Re: [DISCUSS] Make the default value of param "--get-subscription-backlog-size" of admin API "topics stats" true

Posted by Yubiao Feng <yu...@streamnative.io.INVALID>.
Hi Michael Marshall

> My primary concern with making this the new default is that the cost of
calculating the size is in the synchronization on the managed ledger, which
interrupts writes and reads through that managed ledger and potentially
others in some cases.

Yes, it affects producing, but it doesn't affect consuming. When
calculating the backlogSize of each subscription, it fights for an
exclusive lock(see:
https://github.com/apache/pulsar/blob/644be5fdd6d080accffd72229b2e21e35a27d722/managed-ledger/src/main/java/org/apache/bookkeeper/mledger/impl/ManagedLedgerImpl.java#L1270),
this lock is also used when sending messages. If a topic has N
subscriptions, then the time of impact is multiplied by N. I will write a
PR to reduce the amplification of influence on producing caused by multiple
subscriptions.

> we should consider making the JSON result easier to interpret.

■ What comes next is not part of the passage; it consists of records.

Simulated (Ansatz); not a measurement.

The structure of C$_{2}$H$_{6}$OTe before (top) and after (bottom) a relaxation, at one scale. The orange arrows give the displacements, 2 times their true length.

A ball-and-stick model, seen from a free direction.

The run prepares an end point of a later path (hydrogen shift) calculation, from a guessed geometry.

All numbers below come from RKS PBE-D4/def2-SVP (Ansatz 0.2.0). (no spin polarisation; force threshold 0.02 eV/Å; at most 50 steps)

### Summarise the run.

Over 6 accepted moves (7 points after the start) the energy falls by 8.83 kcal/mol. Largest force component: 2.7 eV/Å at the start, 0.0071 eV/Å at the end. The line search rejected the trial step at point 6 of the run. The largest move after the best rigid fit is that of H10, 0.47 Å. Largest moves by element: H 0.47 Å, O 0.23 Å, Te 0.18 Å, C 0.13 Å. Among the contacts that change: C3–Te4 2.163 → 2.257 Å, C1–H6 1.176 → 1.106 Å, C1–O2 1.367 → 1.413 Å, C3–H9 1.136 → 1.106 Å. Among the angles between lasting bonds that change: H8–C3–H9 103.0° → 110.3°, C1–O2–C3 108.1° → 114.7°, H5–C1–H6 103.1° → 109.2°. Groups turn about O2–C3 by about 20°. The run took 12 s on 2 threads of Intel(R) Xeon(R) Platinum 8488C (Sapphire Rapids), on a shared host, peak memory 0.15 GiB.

Yes, I have set the attribute `backlogSize` in response to be `-1` if
`--get-subscription-backlog-size` is false to distinguish between the two
cases:
- There is no backlog, and the parameter `--get-subscription-backlog-size`
is true. After changes, the attribute `backlogSize` in response will be `0`.
- The parameter `--get-subscription-backlog-size` is false. After changes,
the attribute `backlogSize` in response will be `-1`.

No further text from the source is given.